Agents of Change?

If you’ve been to a high school or college commencement lately, then you know the drill: at some point, at least one speaker will urge the graduates to be “agents of change,” suggesting they’d like to see these students make the world a better place through some sort of social activism.

The problem with goading students to think this way is that it assumes they should be dissatisfied with the status quo. It asks students to dwell on the negative, to focus on what is wrong, and to obsess over injustices, whether perceived or real. This makes us imagine an alternative message that we rarely, if ever, hear: for graduates to go forth thinking about what is already good, to dwell on what is worthy of conserving, and why sometimes it can be important to be barriers to change.

In the context of protecting the environment, this message makes sense to pretty much everyone: let’s be careful stewards of nature. People may disagree with what this means in certain contexts and may disagree about how to weigh trade-offs, but everyone agrees that environmental concerns shouldn’t be casually dismissed.

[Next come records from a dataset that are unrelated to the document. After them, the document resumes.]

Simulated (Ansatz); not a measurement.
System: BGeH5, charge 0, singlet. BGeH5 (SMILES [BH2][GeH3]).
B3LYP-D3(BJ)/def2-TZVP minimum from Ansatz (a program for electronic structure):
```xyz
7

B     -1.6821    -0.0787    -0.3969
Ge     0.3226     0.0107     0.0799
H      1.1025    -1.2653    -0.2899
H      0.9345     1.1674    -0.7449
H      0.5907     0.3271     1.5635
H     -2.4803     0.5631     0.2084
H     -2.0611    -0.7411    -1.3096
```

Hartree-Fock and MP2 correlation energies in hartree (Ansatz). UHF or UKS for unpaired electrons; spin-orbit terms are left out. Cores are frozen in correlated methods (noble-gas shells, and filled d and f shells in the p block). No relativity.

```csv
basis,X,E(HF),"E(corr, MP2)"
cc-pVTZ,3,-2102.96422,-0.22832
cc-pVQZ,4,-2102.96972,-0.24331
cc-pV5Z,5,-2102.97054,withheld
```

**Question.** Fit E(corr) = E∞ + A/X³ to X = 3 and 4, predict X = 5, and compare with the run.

At the same time; what does changing or reimagining the US mean? No country close to the population size of the US has wealth or income per person even close. People from around the world are eager to move here. Think about our blessings: property rights, freedom of contract and the ability to enforce those contracts, a democratic republic with a Constitution that separates executive and legislative functions, a bicameral legislature that makes it tough for temporary voting majorities to impose their will, and social institutions that foster individual rights. The list goes on and on.

And yet the academic class would like those graduating from its intellectually narrow, and often overly shallow, confines to dwell on how to make our society different from what it is today.